Ogho Okiti & Olusola Bello
Shell, Nigeria’s largest oil producer, faces an uncertain future in the country, according to Peter Voser, its new chief executive.
The allusion to an uncertain future for the company in Nigeria is based on the recent attacks on Shell’s exploration and production activities in the Niger Delta. Shell’s production had been down when compared to last year on account of dwindling production figures in the Niger Delta.
Voser was quoted in the international press while answering questions bothering on his company’s operations after revealing that its profit fell 70 percent, compared to last year.
Shell’s production in Nigeria is reported to have dipped by 85 percent from 1.05 million barrels per day in 2005 to just 145,000 barrels per day due to series of attacks on its platforms both in its western operations which cover Delta, Edo and Bayelsa states and eastern operations in River State.
At its western operations, Shell is producing barely 5,000 barrels per day as against the over 477,000 barrels per day production.

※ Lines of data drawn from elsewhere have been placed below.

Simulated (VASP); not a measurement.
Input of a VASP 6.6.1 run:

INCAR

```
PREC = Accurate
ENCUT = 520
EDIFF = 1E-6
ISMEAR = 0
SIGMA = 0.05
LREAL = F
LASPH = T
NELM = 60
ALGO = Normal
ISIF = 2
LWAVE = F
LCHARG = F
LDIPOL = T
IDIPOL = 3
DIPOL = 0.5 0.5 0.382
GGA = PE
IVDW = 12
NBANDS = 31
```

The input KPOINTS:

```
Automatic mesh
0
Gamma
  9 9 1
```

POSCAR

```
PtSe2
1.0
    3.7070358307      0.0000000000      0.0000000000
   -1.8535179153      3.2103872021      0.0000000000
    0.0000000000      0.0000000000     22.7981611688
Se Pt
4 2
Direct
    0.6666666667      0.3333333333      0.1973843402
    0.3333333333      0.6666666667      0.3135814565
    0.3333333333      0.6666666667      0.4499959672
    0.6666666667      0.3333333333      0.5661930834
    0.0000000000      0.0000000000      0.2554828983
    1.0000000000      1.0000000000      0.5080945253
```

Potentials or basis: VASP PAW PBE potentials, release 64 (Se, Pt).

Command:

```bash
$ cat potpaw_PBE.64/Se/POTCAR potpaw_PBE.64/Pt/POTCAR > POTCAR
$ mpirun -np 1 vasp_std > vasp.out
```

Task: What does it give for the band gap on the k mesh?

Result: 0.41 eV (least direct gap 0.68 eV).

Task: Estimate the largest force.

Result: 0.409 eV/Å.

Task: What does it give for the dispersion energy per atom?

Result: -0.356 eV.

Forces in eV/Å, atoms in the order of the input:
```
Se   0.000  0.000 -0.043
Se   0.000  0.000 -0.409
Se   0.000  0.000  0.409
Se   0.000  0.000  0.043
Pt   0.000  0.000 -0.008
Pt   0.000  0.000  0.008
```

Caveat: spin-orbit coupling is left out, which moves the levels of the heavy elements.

In May, Nigeria’s output stood at 1.86 million barrels per day, while production for June dropped to 1.8 million barrels per day.
Shell’s uncertain future may also be based on the Petroleum Industry Bill (PIB), currently being considered in the National Assembly. Mutiu Sunmonu, managing director of Shell Petroleum Development Company (SPDC) Nigeria, warned in the presentation that the fiscal regime in the bill was unfavourable towards the attraction of investment.
The presentation had centred on costs, security requirements in Nigeria, inefficiencies in contract and procurement processes, and limited contractor capacity reducing competition.
Underlined by the proposed fiscal regime in the bill and prevailing costs profile in the industry, Shell sees gas projects becoming uneconomic because gas prices may not rise enough to attract the required investments. Besides investment implications, the situation may mean the inability of the Federal Government to increase power generation in the country as currently proposed.
The inability of the company to participate in the I-JV option for oil companies as contained in the bill may also mean an uncertain future for Shell. The oil giant feels there should fiscal provision for I-JVs in the first two years of the new fiscal regime. This provision is besides ensuring that the new companies are structured such that it enables self funding and the capability to raise enough debt for purposes of exploration and production.
Shell may also see uncertainties in the current 30 percent deep water production in Nigeria. The company thinks the proposed fiscal regime in the PIB that include multiple, increased royalties and taxes will stifle new investment in deep water projects. According to the company, some aspects of costs which it considered as legitimate are excluded from cost recovery.
However, those in favour of the proposed regime will argue that the government is short changed in the present arrangement. But it is also argued in favour of the oil companies that the risks in the 1990s were huge, and it could only have been either a monumental loss or huge gain for them as is currently the case.